Central Banking in 2014: The Issues Policymakers Face
The predictions for 2014′s central banking policy are in. Instead of coalescing around stimulus plans, banks are expected to pursue individual policies and tactics to deal with with uneven global growth and falling inflation. “Policy paths will be dictated by diverging economic trajectories,” co-founder of London-based SLJ Macro Partners LLP, Stephen Jen told Bloomberg.
In the U.S., the Federal Reserve got a head start, deciding in December that the taper would go into effect in January. Instead of purchasing assets at the rate of $85 billion for month, the policy is being reduced to $75 billion each month. In a survey of economists conducted by Bloomberg, the economists speculated that $10 billion decreases would continue, following subsequent Fed meetings. Then, the program could end in December 2014, after having been incrementally scaled down.

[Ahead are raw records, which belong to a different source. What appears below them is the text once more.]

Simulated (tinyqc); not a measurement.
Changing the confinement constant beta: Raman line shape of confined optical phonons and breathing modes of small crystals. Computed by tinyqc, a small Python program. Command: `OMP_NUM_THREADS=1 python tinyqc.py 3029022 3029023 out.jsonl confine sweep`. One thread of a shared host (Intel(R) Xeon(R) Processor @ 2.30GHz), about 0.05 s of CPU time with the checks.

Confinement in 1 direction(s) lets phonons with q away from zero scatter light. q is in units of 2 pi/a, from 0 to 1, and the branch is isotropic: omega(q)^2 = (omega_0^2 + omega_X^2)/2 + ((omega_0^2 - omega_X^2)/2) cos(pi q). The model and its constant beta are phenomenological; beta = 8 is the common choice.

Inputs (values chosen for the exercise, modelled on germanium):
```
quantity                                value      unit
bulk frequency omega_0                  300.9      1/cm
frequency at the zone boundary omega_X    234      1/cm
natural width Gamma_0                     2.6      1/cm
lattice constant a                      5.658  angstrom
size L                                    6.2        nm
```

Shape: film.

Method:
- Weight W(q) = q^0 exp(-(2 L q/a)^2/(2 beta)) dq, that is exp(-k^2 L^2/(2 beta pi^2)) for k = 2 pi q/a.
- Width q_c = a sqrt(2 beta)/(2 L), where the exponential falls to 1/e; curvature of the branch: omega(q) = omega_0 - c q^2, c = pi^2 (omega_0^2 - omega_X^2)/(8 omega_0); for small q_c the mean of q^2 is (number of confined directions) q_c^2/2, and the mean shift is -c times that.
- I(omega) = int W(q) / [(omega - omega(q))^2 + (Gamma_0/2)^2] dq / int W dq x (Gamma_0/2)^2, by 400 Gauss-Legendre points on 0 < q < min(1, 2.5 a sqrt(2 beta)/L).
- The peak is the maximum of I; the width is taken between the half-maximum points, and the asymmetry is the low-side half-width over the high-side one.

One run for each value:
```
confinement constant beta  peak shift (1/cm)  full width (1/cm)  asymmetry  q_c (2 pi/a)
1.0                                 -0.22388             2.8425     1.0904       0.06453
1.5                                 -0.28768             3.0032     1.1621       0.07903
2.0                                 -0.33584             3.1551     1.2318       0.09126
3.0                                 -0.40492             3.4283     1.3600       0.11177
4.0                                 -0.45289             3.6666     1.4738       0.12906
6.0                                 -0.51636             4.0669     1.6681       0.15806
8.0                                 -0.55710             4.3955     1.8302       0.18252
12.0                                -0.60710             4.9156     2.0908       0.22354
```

When the Fed announced the decision to taper, it cited “the improvement in economic activity and labor market conditions over that period as consistent with growing underlying strength in the broader economy,” as the impetus to act. In the UK, policymakers have been confronted with improving economic data as well, but whether or not the Bank of England will change course is uncertain. The Wall Street Journal reports that the Bank of England’s Governor, Mark Carney, tied low-interest rates to an unemployment level of 7 percent. Only after falling below that threshold would the bank consider a change in policy. Unemployment has been declining, and at last measure was 7.4 percent.